11  Integration Techniques

11.1 The Problem of Nonelementary Integrands

The Fundamental Theorem of Calculus reduces definite integration to antidifferentiation: if F' = f on [a,b], then \int_a^b f(x)\,dx = F(b) - F(a).

For elementary functions—polynomials, exponentials, basic trigonometric functions—reversing differentiation rules yields antiderivatives immediately. The derivative of x^{n+1}/(n+1) is x^n; the derivative of e^x is e^x; the derivative of -\cos x is \sin x. But compositions and products resist direct reversal.

Consider

\int xe^{x^2}\,dx \quad\text{or}\quad \int x\ln x\,dx.

These integrands are built from elementary functions via composition and multiplication, yet no obvious antiderivative presents itself. The chain rule and product rule, which generate such expressions through differentiation, suggest the structure we need: integration by substitution inverts the chain rule, and integration by parts inverts the product rule.

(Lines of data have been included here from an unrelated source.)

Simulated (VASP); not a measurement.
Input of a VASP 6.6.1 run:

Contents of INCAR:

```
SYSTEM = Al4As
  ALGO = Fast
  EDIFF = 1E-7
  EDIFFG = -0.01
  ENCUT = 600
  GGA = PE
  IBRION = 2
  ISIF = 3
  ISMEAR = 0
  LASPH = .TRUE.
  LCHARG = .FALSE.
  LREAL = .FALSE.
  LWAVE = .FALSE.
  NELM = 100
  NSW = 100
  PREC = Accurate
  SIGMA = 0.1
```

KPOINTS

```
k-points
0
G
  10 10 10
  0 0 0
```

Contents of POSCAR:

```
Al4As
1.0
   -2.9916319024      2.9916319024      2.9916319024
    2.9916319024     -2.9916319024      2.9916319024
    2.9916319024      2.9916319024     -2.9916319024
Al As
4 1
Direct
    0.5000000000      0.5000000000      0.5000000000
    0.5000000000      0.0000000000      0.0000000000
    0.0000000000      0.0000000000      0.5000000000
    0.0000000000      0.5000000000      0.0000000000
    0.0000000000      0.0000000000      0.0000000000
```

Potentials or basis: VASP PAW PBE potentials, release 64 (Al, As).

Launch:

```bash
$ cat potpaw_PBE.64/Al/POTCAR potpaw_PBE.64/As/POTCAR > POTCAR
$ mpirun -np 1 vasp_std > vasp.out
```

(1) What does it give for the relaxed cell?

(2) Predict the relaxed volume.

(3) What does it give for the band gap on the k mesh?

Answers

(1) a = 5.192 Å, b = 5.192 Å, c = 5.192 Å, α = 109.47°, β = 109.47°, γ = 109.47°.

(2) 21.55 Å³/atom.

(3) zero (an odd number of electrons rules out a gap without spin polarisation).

This chapter develops these two fundamental techniques systematically, proves their validity, and examines their range of applicability. We then address rational functions via partial fraction decomposition and algebraic expressions involving radicals via trigonometric substitution. Throughout, we emphasize structural understanding over mechanical application.

11.2 Change of Variables

11.2.1 The Chain Rule Inverted

The chain rule states that if F and g are differentiable, then \frac{d}{dx}F(g(x)) = F'(g(x)) \cdot g'(x).

Integrating both sides over [a,b] yields F(g(b)) - F(g(a)) = \int_a^b F'(g(x)) g'(x)\,dx.

If we set f = F', this becomes \int_a^b f(g(x)) g'(x)\,dx = \int_{g(a)}^{g(b)} f(u)\,du, where the substitution u = g(x) transforms the integral. This is the substitution theorem.

Theorem 11.1 (Change of Variables Theorem) Let g : [a,b] \to \mathbb{R} be continuously differentiable, and let f be continuous on the range of g. Then \int_a^b f(g(x)) g'(x)\,dx = \int_{g(a)}^{g(b)} f(u)\,du.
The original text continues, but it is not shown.